Helping NC Communities Build Better Resiliency Against Extreme Weather
North Carolina State University will lead a multi-institutional effort to develop climate resilience solutions in frontline communities in the Carolinas, thanks to a five-year, $5 million grant from the National Oceanic and Atmospheric Administration (NOAA). Frontline communities refer to communities who experience the first and worst impacts of the climate crisis.
The team, which includes researchers from NC State, North Carolina Central University, UNC-Chapel Hill, the Museum of Life and Science, Furman University and South Carolina State University, is tasked with building community partnerships to advance climate resilience and health equity in the region.
“Extreme weather and climate events like heat waves and hurricanes impact every community, but not all communities are affected equally,” says Kathie Dello, director of the State Climate Office and primary investigator on the project. “Underserved communities disproportionately feel the impacts of these events. We need to co-develop solutions with communities to protect the health and well-being of Carolinians from climate-driven disasters.”

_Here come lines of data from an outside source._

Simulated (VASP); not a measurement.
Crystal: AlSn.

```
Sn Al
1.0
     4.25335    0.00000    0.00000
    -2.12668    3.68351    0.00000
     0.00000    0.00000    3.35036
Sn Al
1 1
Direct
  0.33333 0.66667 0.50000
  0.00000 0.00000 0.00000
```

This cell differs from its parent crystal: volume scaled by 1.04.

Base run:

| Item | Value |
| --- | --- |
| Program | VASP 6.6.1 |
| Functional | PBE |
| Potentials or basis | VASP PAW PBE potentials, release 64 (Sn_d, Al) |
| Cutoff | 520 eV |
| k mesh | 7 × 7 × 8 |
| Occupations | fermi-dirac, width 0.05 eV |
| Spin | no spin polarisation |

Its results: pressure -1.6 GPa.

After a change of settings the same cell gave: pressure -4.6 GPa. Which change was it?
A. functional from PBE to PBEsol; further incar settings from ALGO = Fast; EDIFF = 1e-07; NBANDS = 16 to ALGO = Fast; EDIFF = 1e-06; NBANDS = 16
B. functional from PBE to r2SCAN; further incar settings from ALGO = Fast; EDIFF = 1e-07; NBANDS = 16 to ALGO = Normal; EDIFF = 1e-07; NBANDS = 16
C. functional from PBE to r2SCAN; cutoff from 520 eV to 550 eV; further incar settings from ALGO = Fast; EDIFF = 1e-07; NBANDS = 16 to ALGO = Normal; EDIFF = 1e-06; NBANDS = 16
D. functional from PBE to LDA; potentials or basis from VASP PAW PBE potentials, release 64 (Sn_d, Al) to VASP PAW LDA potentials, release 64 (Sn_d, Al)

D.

By partnering with local communities and conducting place-based research, the team will look at how co-occurring and consecutive hazards – such as poor infrastructure and repeated climate events such as flooding – within a larger framework of historical discrimination, disinvestment and health inequities, shape climate risk.
“Resilience happens at the local level, but communities need help turning data into action,” says Jennifer Runkle, research scholar at the N.C. Institute for Climate Studies and co-PI on the project. “We will first listen to communities as they describe their climate concerns, which may not be neatly untangled from other challenges. It’s an exciting and critical time to rethink local resilience by elevating the voices of our most underserved residents to ensure the health and well-being of all North Carolinians.”
In addition to developing strategies for community resilience, the team will also focus on building community-level climate literacy by implementing community-sciences programs to track physical and social science metrics.
“The experiences of underserved communities at the start of the climate crisis will be reproduced in every Carolina community as climate change impacts become more widespread,” says Louie Rivers, associate professor of forestry and environmental research at NC State and co-PI on the project.
“Climate change is happening now, and we can see the effects,” Dello says. “By working with individual communities to create climate resilience solutions from the bottom up, we hope to provide a transferrable, national model that will protect the most vulnerable in every community from climate-driven impacts.”
The grant is administered by NOAA’s Regional Integrated Sciences and Assessment program, which supports research teams that help expand and build the nation’s capacity to prepare for and adapt to climate variability and change.